Learning How to Crawl -- Doing Bakeoffs Right: An Enterprise Search with Lynda Moulton

By Marc Solomon posted 03-21-2013 09:21


Most information managers are back office-based. Our customers are externally facing. We build the arguments and the rationales that our colleagues use to close deals and secure work. Our marketing efforts are internal.  Our resources tend to be in-house – as much for our missions and charters as for our reporting and cost structures.

The exception in all this is the bake-off – that dueling battle between rival vendors to see whose search solution is best suited for lighting up the central knowledge switchboard behind your firewall, above your fire cloud, or both.

Everything AND the Kitchen Sink

Julia Child once said: “Always start out with a larger pot than what you think you need.” She might as well have been describing the process for picking an enterprise search engine. This proof-of-concept or PoC is your due diligence for matching internal priorities and selection criteria to your bake-off results. PoCs demand an improbable mix of referenceable work product – no matter where it comes from, the application particulars, or the subpar referencing used to catalog the electronic version of what lives inside organizational roles and responsibilities.

While the practice of staging PoCs is common, the process is mired in mystery. Selecting the right vendor is resistant to simple risk-to-benefit reductions. It rejects gut assumptions like Siri says, “do this.” Hey, wipe that Google web smirk off your enterprise requirements for Google Search Appliance. We’re talking two different engines here. And it’s not just the winning formulas. The actual know-how for staging a competent and successful search engine showdown is no less elusive.

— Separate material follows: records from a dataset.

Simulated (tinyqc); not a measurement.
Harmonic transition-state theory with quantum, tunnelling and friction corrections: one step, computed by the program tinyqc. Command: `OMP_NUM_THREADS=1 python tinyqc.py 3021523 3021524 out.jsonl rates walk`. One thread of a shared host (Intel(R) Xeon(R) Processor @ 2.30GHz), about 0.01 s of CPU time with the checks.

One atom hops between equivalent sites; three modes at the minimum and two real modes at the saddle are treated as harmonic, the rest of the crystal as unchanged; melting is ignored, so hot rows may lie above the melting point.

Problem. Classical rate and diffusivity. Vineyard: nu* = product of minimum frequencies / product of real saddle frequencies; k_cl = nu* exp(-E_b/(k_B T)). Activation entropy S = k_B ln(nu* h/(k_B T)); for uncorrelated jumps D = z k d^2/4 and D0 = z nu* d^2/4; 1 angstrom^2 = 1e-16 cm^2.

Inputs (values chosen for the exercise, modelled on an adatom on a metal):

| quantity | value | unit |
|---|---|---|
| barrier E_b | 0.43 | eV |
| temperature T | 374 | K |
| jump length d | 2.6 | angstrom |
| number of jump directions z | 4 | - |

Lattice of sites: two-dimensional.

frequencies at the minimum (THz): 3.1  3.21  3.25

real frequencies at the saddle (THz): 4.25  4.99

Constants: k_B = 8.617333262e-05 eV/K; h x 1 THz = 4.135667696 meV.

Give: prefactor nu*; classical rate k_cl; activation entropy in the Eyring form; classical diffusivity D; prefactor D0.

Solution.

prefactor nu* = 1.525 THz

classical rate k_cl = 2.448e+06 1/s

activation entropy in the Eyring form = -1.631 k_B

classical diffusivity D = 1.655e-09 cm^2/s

If your enterprise resembles a potluck more than a catered sit-down then we need to listen closely to Lynda Moulton. Moulton is the Julia Child of enterprise search bake-offs. She wrote the book, literally, on requirements gathering as the lead enterprise search analyst for the Gilbane Group. (See her curated list of further readings below). Five years later her Enterprise Search Markets and Applications remains essential grounding for any project lead looking to procure the right licensing fit between competing offerings and our own deal-breaker criteria.

Enterprise Assets … or Liabilities

Talking with Lynda it becomes apparent quickly that no proof of concept can go forward without this sobering realization: Most would-be answers to our colleagues’ questions are kept as anything but “prized” assets. According to Moulton it’s plain wrong to assume that most organizations have their acts together. If they did, what would that look like? Moulton ticks off some basics:

  1. Users tag their stuff
  2. Management assigns documentation roles to content contributors
  3. Product development maintains professionally managed technical documentation
  4. Information professionals…
    • Establish metadata where none exists at the point of content capture through auto-categorization and extraction tools
    • Normalize naming conventions across product lines, research and development processes, lines of business, business units, etc.

So how do we get our houses in order in preparation for the PoC? Here are some essential building blocks:

  • How big? What constitutes a fair test sample when a vendor solution crawls across diverse operating systems, repositories, and legacy apps (with licenses no one bothered to renew)?
  • How open? What's bothering your colleagues about access to stuff? What are the content bottlenecks that hinder a silo-bound organization?
  • How meaningful? What's the important stuff we can get access to if we need it? What mix of landing pages, wikis, network shares, and Drop-boxings get tapped to address foundational issues and solve routine problems?

Putting a Stake in the Ground

The end result is a map of identifying pockets of underperforming assets and a whole lot of worthless post-expiration trivia: In other words the crawl (or indexing of these far-flung repositories) helps us to chart the ocean without necessarily trying to boil it. Even more critically is a series of use cases from that addresses how these required materials are handled to resolve business cases. To Moulton no bake-off is complete without the lightening round; a PoC that not only inventories collective assets but demonstrates the impact of the search tool on the bottom-line:  

“What are the points in our business where lack of retrieval capability presented or resulted in a major business risk? We need to know where the content exists that would have ‘saved the day’ had it been accessible.”

Next, it’s important to leverage these test results to plan for the eventual implementation.

“You can exploit the PoC outcome by analyzing what shows up in searches that you might have neglected as being important or significant.” Conversely, you can use the PoC to reveal content that needs to be excluded from universal access or that needs special ACL (“access control list”) consideration.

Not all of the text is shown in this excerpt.